After publishing “What You Should Know about the Black Experience at Northwestern University”, I was asked to create a short video for the BridgeBuilders Foundation detailing my experience at Northwestern University as well as giving advice to upcoming students at PWIs.
In this 10 minute video, not only do I detail my experience and struggles to an extent, but attempt to serve as a voice of support for upcoming students.
I have been asked a million and one times, “What is something I wish I knew before attending Northwestern?” and up until a few weeks ago I had no answer. My answer became eminent to me after my first spring break while attending Northwestern. While my peers literally traveled all around the world, I went home to Carson/ Wilmington , Calif. where I spent time with my loved ones and friends. It was during this time I realized that in order to get the most out of my experience at an institution that was not built for me or established with the idea that there would be students like me attending it, I must stop looking for myself and my home in everyone I encountered. This is not me attempting to fault my peers for the circumstances they live through, or even Northwestern for the circumstances it’s campus creates for students like me, but to acknowledge my daily struggles as I attempt to adjust to life away from home. I hate to be a race-baiter and even more a wealth- baiter, but the elite socioeconomic culture here at NU is inseparable from my experience. An experience where I am not necessarily comfortable in many situations I find myself in on a daily basis.
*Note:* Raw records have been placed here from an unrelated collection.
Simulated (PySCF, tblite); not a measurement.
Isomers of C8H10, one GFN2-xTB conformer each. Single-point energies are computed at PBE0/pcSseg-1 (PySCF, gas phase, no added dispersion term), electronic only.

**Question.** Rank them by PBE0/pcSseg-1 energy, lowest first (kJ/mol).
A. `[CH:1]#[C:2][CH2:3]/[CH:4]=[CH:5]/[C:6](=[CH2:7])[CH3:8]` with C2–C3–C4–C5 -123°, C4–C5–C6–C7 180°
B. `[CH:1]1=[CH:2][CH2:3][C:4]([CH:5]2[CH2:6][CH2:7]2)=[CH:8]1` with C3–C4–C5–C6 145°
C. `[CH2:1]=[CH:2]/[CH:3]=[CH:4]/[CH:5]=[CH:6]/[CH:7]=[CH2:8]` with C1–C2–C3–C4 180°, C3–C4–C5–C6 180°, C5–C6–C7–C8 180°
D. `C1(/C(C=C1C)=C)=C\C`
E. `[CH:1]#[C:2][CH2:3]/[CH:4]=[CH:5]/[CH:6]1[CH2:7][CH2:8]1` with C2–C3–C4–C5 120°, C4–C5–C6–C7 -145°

So back to the point of advice, the central focus of this video. I advise all students of diverse backgrounds, who are going to elite and PWI institutions that’ll try to paint their campuses as “diverse”, to attempt to detach their home and what they’re used to culturally, from their experience and outlooks at these institutions. It is a completely different world for me, and many others, that must be adapted to until were able to make it our own.